The Rationality Paradox

Groningen, a.d. x Kal. Junias MMDCCLXXI A.U.C.

One of the most baffling things I have encountered in social science is what might be dubbed the rationality paradox: put a few rational individuals together and watch the world burn, yet put irrational people together and they can collectively be quite rational. Examples abound, put to keep this legible I’ll try to keep things short.

An example of collectively irrational behaviour is the infamous tragedy of the commons. Imagine you and your neighbour share a pond with fish. You both like to eat fish so you both go fishing quite often. However, because neither of you can prevent the other from fishing, both of you fish as much as possible, you really like fish after all. After a while the pond is empty, and neither of you can eat fish in the long term. While this almost seems too stupid to be a real life scenario, we can see this type of behaviour all around, fish literally gets caught in such quantities that there will be no fish in the future. The Dutch, Norwegians and British wreaked havoc on the whale population in the North Atlantic already in the 17th century. We burn more fossil fuels than the planet can deal with. Nevertheless, for each individual it is rational to burn fuel and eat that fish: our individual consumption does not really affect the planet directly, while we in turn cannot prevent others from consuming too much, and fish tastes really amazing.
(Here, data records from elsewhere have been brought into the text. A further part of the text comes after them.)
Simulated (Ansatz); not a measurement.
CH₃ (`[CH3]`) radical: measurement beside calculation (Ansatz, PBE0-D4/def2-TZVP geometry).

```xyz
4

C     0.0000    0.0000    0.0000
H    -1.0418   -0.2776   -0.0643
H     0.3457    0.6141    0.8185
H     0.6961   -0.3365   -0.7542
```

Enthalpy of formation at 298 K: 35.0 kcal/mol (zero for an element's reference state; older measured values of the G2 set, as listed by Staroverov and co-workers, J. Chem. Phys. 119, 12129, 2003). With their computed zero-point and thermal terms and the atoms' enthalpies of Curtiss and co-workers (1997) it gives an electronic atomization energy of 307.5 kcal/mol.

Meanwhile, two irrational yet trusting individuals would have an easy solution for the previous problem: they would simply trust each other. Seeing neither would try to catch fish in spite of their promises, they would both have fish indefinitely. Sounds like a pretty optimal outcome to me. In social science these type of explanations for cooperative behaviour do recur: People cooperate because they simply are cooperative. So, collectively these two people are much more rational than they are individually. See here the rationality paradox: irrational individuals reach a better outcome than rational individuals could.

However, I do not believe that individuals are that irrational. I think neighbours learn to trust each other. Tit-for-tat behaviour (I’m willing to trust you as long as you act trustworthy) is not the same as irrational behaviour. Many of the problems of collectively irrational behaviour have to do with a lack of trust among people, or a lack of communication which could foster this trust. Tit-for-tat behaviour allows people to gain trust and thus prosper together. You are more likely to be scammed by someone you will never see again (I’ll never forget that taxi driver in Tehran) than by someone you have to cooperate with on a daily basis. Indeed, humans evolved in small enough groups to know each other, in which it helped to see whether others were to be trusted, in which it helped to cooperate and create trust, but in which competition also played a role. Hence we are much better at solving these type of collective action problems in small groups than in large groups. Indeed, the modern world is much more complex than a small tribe roaming nature. We often need rules to deal with our collective irrationality.

So, plain irrationality (I always trust people, for instance) does not work well as a theory. This basically denies agency to individuals, it pretends that everyone is just getting along with life constantly showing the exact same behaviour. That is not how humans work though, we ain’t no ants. Like I said before, in some situations we cooperate, in other situations we compete. It is this which theories proposing irrational humans often cannot grapple with: the changing behaviour according to circumstances. At the very least theories of irrational behaviour need to explain what causes changes in behaviour, something which humans do often, but which these theories often cannot explain

So, while the rationality paradox is very real in theory, in real life we mostly need to deal with explaining what induces cooperation amongst individuals, rather than that we see irrational individuals showing ant-like cooperative behaviour.

Bottom Line: Rational individuals can behave irrationally collectively, but irrational individuals can behave rationally collectively. However, it is questionable whether irrational behaviour of that type really exists, because we ain’t no ants.